To gain some intuition for why taxes result in deadweight losses, consider an example, Imagine that Joe cleans Jane’s house each week for $100. The opportunity cost of Joe’s time is $80 and the value of a clean house to Jane is $ 120. Thus, Joe and Jane each receive a $ 20 benefit from their deal. The total surplus of $40 measures the gains from trade in this particular transaction.
Now suppose that the government levies a $50 tax on the providers of cleaning services. There is now no price that Jane can pay Joe that will leave both of them better off after paying the tax. The most Jane would be wiling to pay is $120 but then Joe would be left with only $70 after paying the tax, which is less than his $80 opportunity cost. Conversely, for Joe to receive his opportunity cost of $ 80, Jane would need to pay $130, which is above the $120 value she places on a clean house. As a result Jane and Joe cancel their arrangement. Joe goes with out the income and Jane lives in a dirtier house.
The tax has made Joe and Jane worse off by a total of $40 because they have each lost $20 of surplus. But note that the government collects no revenue from Joe and Jane because they decide to cancel their arrangement. The $40 is pure deadweight loss it is a loss to buyers and sellers in a market that is not offset by an increase in government revenue. From this example, we can see the ultimate source of deadweight losses; taxes cause deadweight losses because they prevent buyers and sellers from realizing some of the gains from trade.

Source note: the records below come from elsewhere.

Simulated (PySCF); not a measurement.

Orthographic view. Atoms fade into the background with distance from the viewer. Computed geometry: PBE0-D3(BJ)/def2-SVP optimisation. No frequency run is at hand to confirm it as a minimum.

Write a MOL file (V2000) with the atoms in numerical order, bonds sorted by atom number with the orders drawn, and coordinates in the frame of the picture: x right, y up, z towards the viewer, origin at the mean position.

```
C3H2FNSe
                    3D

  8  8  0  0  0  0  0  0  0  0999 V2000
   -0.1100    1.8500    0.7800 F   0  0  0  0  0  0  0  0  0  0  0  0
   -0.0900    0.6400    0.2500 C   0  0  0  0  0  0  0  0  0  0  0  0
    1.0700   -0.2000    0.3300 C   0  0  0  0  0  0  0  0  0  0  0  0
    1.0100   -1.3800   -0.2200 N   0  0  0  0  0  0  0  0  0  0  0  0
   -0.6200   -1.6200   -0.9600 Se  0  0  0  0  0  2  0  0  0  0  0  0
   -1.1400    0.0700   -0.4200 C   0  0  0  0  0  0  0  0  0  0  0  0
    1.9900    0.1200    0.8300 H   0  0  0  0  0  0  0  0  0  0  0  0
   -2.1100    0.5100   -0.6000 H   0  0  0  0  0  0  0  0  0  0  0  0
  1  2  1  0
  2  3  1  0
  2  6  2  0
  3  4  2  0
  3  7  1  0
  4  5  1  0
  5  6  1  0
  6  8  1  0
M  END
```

The area of Triangle between the supply and demand curves (areas C + E) in figure measures these losses. This conclusion can be seen more easily in Figure by recalling that the demand curve reflects the costs of producers. When the tax raises the price to buyers to PB and lowers the price to sellers to PB the marginal buyers and sellers leave the market, so the quantity sold falls from Q1 to Q2 Yet as the figures shows, the value of the goods to these buyers still exceeds the cost to these sellers. At every quantity between Q1 and Q2 the situation is the same as in our example with Joe and Jane. The gains from trade –the differences between buyers’ value and sellers cost – are less than the tax. As a result these trades do not get made once the tax is imposed. The deadweight loss is the surplus lost because the tax discourages these mutually advantageous trades.
The determinants of the deadweight loss
What determines whether the deadweight loss from a tax is large or small? The answer is the price elasticity’s of supply and demand which measure how much the quantity supplied and quantity demanded respond to changes in the price.
Let’s consider first how the elasticity of supply affects the size of the deadweight loss. In the top two panels of figure the demand curve and the size of the tax are the same. The only difference in the figures is the elasticity of the supply curve. In panel a) the supply curve is relatively inelastic; Quantity supplied responds only slightly ti changes in the price. In panel, b) the supply curve is relatively elastic. Quantity supplied responds substantially to changes in the price. Notice that the deadweight loss, the area of the triangle between the supply and demand curves, is larger when the supply curve is more elastic.
Similarly the bottom two panels of Figure show the elasticity of demands affects the size of the deadweight loss. Here the supply curve and the size of the tax are held constant. In panel c) the demand curve is relatively inelastic and the deadweight loss is small. In panel d) the demand curve is more elastic and the deadweight loss from the tax is larger.
Hence the greater the elasticity of supply and demand, the greater the deadweight loss of tax.